How we help
- Step-up at residency under ITA s. 128.1(1)(b) — deemed acquisition at FMV
- Exception categories (Canadian real property, business interests carried on in Canada)
- Pre-immigration trust planning for high-net-worth families
- Coordination with US exit-tax (IRC s. 877A) where leaving the US
- RRSP / 401(k) / IRA contribution and rollover analysis
- Foreign-affiliate planning before the move
The cost-base reset
Paragraph 128.1(1)(b) of the Income Tax Act provides that when a taxpayer becomes resident in Canada, they are deemed to have acquired most of their non-exempt property at fair market value at the time residency begins. This is a one-time cost-base reset for Canadian tax purposes. Accrued gain that built up before residency is not taxed by Canada when later realized; only post-immigration appreciation is.

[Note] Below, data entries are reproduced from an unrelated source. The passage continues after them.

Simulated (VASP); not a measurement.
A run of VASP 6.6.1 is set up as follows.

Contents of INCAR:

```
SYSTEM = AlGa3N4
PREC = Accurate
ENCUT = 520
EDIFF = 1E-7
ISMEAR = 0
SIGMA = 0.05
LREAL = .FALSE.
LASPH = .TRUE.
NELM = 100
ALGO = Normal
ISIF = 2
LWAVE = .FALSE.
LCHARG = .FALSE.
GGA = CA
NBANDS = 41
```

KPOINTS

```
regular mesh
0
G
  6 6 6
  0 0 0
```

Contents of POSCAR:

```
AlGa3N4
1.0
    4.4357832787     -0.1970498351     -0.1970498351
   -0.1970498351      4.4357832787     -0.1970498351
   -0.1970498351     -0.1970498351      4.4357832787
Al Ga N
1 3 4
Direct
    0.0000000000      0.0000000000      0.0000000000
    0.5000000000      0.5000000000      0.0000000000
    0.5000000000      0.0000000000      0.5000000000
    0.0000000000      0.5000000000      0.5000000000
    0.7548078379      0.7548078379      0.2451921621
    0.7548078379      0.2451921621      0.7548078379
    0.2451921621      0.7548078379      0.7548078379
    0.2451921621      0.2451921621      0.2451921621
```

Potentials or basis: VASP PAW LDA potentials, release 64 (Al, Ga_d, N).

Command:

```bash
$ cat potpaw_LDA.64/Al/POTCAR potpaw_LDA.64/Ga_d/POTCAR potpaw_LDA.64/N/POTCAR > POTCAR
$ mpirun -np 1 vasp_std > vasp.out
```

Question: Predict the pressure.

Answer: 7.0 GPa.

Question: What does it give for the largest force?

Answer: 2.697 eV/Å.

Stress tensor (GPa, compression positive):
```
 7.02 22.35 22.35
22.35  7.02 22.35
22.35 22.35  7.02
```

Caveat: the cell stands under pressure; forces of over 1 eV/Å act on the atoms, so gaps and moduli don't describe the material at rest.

The reset applies to property that is NOT taxable Canadian property (TCP). For TCP — Canadian real estate, Canadian-resource property, shares of certain private Canadian corporations — there is no step-up; the original cost base carries forward. For everything else (foreign shares, foreign mutual funds, US real estate, foreign brokerage accounts, crypto, business interests outside Canada, art), the new cost base is the fair market value on the date residency begins.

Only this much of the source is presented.